The second reason you should care about this event is that it emphasizes the need to perform diligence and contract appropriately with any service provider handling personal information on behalf of your organization. Historically, businesses have been most concerned with vendors that handle Social Security numbers, credit card numbers, bank account numbers, and other types of data expressly covered by state laws, HIPAA, PCI DSS, etc. Although those types of providers certainly do hold sensitive personal information governed by strict information security requirements (many of which require specific contract provisions be included), other types of providers can be equally troublesome even if the information they hold is less sensitive in nature. The Epsilon breach illustrates, for example, that a provider handling largely public information like name and email address can, nevertheless, cause businesses to suffer significant productivity impacts, sustain reputational damage, and incur legal and PR expense.
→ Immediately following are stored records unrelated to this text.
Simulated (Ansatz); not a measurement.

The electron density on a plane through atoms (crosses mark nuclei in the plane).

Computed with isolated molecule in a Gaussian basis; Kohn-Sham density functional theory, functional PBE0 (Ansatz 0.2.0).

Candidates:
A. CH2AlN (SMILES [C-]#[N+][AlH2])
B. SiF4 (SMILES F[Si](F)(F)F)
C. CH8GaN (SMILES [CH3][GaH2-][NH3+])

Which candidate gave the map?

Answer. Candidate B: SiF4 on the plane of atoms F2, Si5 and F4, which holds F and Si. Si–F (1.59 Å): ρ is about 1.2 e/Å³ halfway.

Although there are a plethora of appropriate diligence and contracting issues to consider, some of the more crucial items include the nature of the provider’s information security program, whether their employees are trained regularly, whether they employ encryption and in what circumstances, their notification to you in the event of a breach, their responsibility to mitigate that event, whether they will securely return or dispose of the information upon conclusion of the services and, of course, the nature and scope of indemnifications they are willing to offer you in exchange for your business. It is also appropriate to ask about (and contractually restrict) your provider’s use of subcontractors. Too often, the contracting entity does not know its vendors are using subcontractors until a subcontractor experiences a breach that must be reported.

The moral of this story? It’s time to identify all of the contractors that handle your employees’ or customers’ personal information (any personal information). Conduct diligence and contract appropriately regardless of whether privacy and security laws directly require you to do so. These laws have largely failed to keep pace with emerging threats to personal information and so do not necessarily require your providers to secure your information appropriately. The risks borne out by the Epsilon breach are a good reminder that proactively mitigating risk is just as important as following the letter of the law.